Star Advertiser: Don’t backslide; ban plastic bags

Honolulu Star Advertiser | Editorial | Our View | June 6, 2017

What’s the result of a halfhearted effort to eliminate a bad habit? More than likely, the habit lingers on and gets worse.

That’s why the City Council should reject the latest version of Bill 59 introduced by Councilwoman Carol Fukunaga, chairwoman of the Public Works, Infrastructure and Sustainability Committee. It would require retailers to charge customers at least 10 cents for every reusable plastic or recyclable paper bag offered at the checkout counter, with the proceeds going back to the business. Beyond that, it does little to close a loophole in Oahu’s plastic bag ban.
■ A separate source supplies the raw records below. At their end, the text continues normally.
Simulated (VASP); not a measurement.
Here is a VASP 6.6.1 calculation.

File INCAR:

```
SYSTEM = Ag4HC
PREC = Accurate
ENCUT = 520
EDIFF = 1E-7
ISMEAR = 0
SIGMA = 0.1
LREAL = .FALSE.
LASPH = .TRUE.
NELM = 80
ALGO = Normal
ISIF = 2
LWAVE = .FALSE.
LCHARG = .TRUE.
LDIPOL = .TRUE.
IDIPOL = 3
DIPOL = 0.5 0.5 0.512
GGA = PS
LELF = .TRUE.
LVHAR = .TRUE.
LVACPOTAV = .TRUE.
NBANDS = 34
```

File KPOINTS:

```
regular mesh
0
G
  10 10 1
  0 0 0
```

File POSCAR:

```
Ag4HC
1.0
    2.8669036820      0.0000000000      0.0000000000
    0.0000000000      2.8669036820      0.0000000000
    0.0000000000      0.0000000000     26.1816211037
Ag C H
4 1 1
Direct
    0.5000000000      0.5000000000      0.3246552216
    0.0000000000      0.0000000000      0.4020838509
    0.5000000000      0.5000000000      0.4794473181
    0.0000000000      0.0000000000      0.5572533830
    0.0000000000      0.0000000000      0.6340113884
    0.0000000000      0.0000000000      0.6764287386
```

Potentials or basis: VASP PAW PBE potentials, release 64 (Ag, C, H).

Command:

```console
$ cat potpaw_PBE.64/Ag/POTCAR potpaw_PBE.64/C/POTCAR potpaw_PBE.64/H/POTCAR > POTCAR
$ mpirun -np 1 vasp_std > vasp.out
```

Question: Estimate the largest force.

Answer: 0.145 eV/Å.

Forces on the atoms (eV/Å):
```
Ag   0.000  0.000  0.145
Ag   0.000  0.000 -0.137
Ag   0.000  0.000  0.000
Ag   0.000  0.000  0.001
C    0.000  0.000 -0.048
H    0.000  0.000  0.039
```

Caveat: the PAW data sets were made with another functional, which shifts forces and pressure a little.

The Council should instead support Councilman Brandon Elefante’s version of the bill. In addition to the bag fee, it calls for plastic bags to be phased out entirely by Jan. 1, 2020, leaving paper bags as an option. The most effective way to reduce the presence of environmentally unfriendly plastic bags here? Simply stop offering them during point-of-sale transactions.

Five years ago Hawaii became the first state nationwide in which each county had in place a ban on single-use plastic bags at groceries and retail shops. However, when the Oahu measure took effect in July 2015, it became apparent that a loophole in the law allows businesses to offer “reusable” plastic sacks that are slightly thicker than the banned filmy bags.

It’s no surprise that business groups such as the Retail Merchants of Hawaii, the Chamber of Commerce of Hawaii and the Hawaii Food Industry Association back Fuku­naga’s version, which allows indefinite use of the thicker bags and opportunity to pocket the bag fee.

Tina Yamaki, president of the Retail Merchants of Hawaii, has made the argument that visitors, who typically do not pack a reusable market bag, would be negatively affected by an actual plastic bag ban. To the contrary, it’s more likely that visitors would be pleased to comply with any concerted effort to help protect Hawaii’s natural beauty from the ugliness tied to plastics pollution.

Also, Yamaki has said characterizing allowable plastic bags as “single-use” is off the mark because people use them again as trash bin liners or to clean up animal waste, for instance. Regardless, their petroleum-based composition means they buck the natural biodegrading process — and that’s bad news for the environment.

Groups that undertake litter cleanups say with each passing year, more and more plastics are aggregating on our beaches. Drifting bags can block storm drains and runoff infrastructure. In nearshore waters, harmful plastic wads can end up in the stomachs of marine and stream wildlife.

Both versions of Bill 59 would rightly ban “compostable” plastic bags from checkout counters since Oahu lacks the commercial composting facility needed to cleanly break them down.

However, both versions are overly optimistic in reasoning that by charging at least 10 cents for each bag, customers will quickly say “no” to any type of checkout counter offering. If the Council wants to see a dramatic rise in shoppers toting their own Earth-friendly bags, bump up the fee to 25 cents, 50 cents, or even a dollar.

One thin dime, which is easy for most of us to shrug off at the checkout counter, represents a feeble effort on the city’s part. What’s more: businesses can already charge bag fees. And in many stores that do, you’ll see some shoppers carrying their own green bags from home and at least as many opting to pay the nickel or dime fee for checkout bags.

Further, in stores that have enacted their own real-deal plastic bag bans, such as Target, business booms as usual. The switch away from plastics is possible.

As Oahu’s weak ban nears completion of its second year, the City Council must seize this opportunity to close the law’s gaping loophole by putting in place the 2020 sunset deadline on plastic bags. Period.

Oahu’s spectacular yet fragile environment deserves much better than halfhearted legislation.